RSNO

1 Sep 2011 in Highland, Music, Showcase

Empire Theatre, Eden Court, Inverness, 31 August 2011

BY THE time last Wednesday’s concert by the Royal Scottish National Orchestra started, late, mutterings in the audience indicated that there were a few things to be sorted.
The Pre-concert Talk, which many regard as an integral part of the evening, had been advertised to start at 7.15pm, by which time the regulars were in their seats. Ten minutes later an unnamed member of the first violins rushed onto the stage with a lame excuse that he had been having his tea and hadn’t noticed the time! We were then patronised by being told that the orchestra really enjoyed and valued their concerts in Inverness (all one a year of them) and how really important this one was as the programme was exactly the same as they were going to play in Leipzig on Sunday as the guest orchestra at this year’s Mendelssohn Festival, an event founded by Kurt Masur in 1997. So, thank you RSNO. It’s good to know that you value Inverness as a warm up venue.

Frank-Michael Erben

 

Our anonymous talker waxed lyrical about the first work on the programme, Mendelssohn’s 3rd Symphony, known as the “Scottish”, with regular reference to the notes in our programmes, a document that was notably lacking in that they were either still in Glasgow or had not been printed. By the time that the rest of the audience were hammering on the doors to get in, the talk turned to the James MacMillan work, Three Interludes from The Sacrifice, a work that was unknown to the listeners and therefore should have been the centre of the talk, with the Mendelssohn Symphony and Elgar’s Enigma Variations being given passing coverage.

It doesn’t take a genius to realise that some details in the presentation of this concert had not been attended to. Who was meant to be organising the pre-concert talk, and who was going to be dealing with the programme sheets? And it might even be asked who selected the somewhat unusual, even bizarre, choice of works and the order of play?

Eventually the concert started with a very respectable sized audience, right up into the second circle of the Empire Theatre, and first up was Mendelssohn’s Scottish Symphony, a wonderful work that would normally be the finale to a performance with its melodious and majestic ending. Its themes were inspired by the then 20 year old Mendelssohn’s visit to Scotland in 1829 with his friend and companion Karl Klingemann, but it was not published until 1842. The performance was dominated by the strings, full orchestral forces, while the wind was only chamber orchestra size with three extra horns, making it seem a little unbalanced, but everyone played with considerable brio and the end result was most satisfying.

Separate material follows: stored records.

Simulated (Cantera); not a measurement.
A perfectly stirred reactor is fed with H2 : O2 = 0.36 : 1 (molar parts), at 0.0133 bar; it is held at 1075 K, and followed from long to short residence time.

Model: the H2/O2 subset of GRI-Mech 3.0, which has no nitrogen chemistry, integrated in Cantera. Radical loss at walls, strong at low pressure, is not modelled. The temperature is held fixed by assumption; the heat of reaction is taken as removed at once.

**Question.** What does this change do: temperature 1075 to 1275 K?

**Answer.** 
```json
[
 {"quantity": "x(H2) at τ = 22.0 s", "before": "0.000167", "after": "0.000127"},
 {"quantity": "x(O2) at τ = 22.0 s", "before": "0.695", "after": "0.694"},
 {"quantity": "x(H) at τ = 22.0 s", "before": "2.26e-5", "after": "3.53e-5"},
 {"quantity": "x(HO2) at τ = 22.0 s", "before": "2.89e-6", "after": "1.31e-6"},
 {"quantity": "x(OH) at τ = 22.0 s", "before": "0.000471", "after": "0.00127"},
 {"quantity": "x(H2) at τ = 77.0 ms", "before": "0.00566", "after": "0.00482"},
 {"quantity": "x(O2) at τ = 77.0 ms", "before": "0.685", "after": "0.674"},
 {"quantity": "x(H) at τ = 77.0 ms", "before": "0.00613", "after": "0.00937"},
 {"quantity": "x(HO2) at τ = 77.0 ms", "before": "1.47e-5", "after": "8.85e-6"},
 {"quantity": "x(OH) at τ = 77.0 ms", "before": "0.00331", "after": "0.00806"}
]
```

Then it was out for ice creams, etcetera, or to enjoy the drinks that we had been asked to pre-order, but couldn’t as the bar failed to open before the concert. As the audience returned to their seats they were handed a hastily printed set of programme notes. Well done to whoever it was at Eden Court who managed to rush out this information, as at least it gave the opportunity to read something about the MacMillan piece before it exploded around our ears.

The Sacrifice was MacMillan’s second opera and it received considerable critical praise when it was premiered by Welsh National Opera in late 2007, before going on a short tour of one night stands in the south. MacMillan chose three of the seven interludes in the opera to work into a concert piece, much as Britten had done with his Sea Interludes based on extracts from Peter Grimes. The RSNO played this work at the BBC Proms last year, but as far as I can establish this performance was its Scottish premiere.

There was one major problem. We were being asked to listen to these three pieces out of the context of the opera, despite the fact that the music is unequivocally thematic.
It started with a cacophonous row that developed into a nightmarish film-like passage. There was atmosphere, there was a most creepy crescendo, there was evidence that MacMillan understood the demands of each instrument. It was as though Hitchcock had risen from the grave, but at least it was over after fifteen minutes. Applause at the end was polite rather than enthusiastic.

Then, to end the concert was the second pot-boiling crowd-pleaser of the evening, Elgar’s Enigma Variations in which the composer paints a series of musical portraits of a number of his friends, including the famous Nimrod portraying A J Jaeger. The RSNO were in fine form on sure ground and although this quintessentially English work has not achieved popularity outside the United Kingdom the visiting German conductor, Franz-Michael Erben, had grasped an excellent understanding of its nuances. It so happens that Erben is also the Konzertmeister, or Leader, of the Leipzig Gewandhaus Orchestra, so he will be taking this programme to home territory on Sunday. Perhaps the Leipzig audience will make more sense of the eccentric order in which the works were played.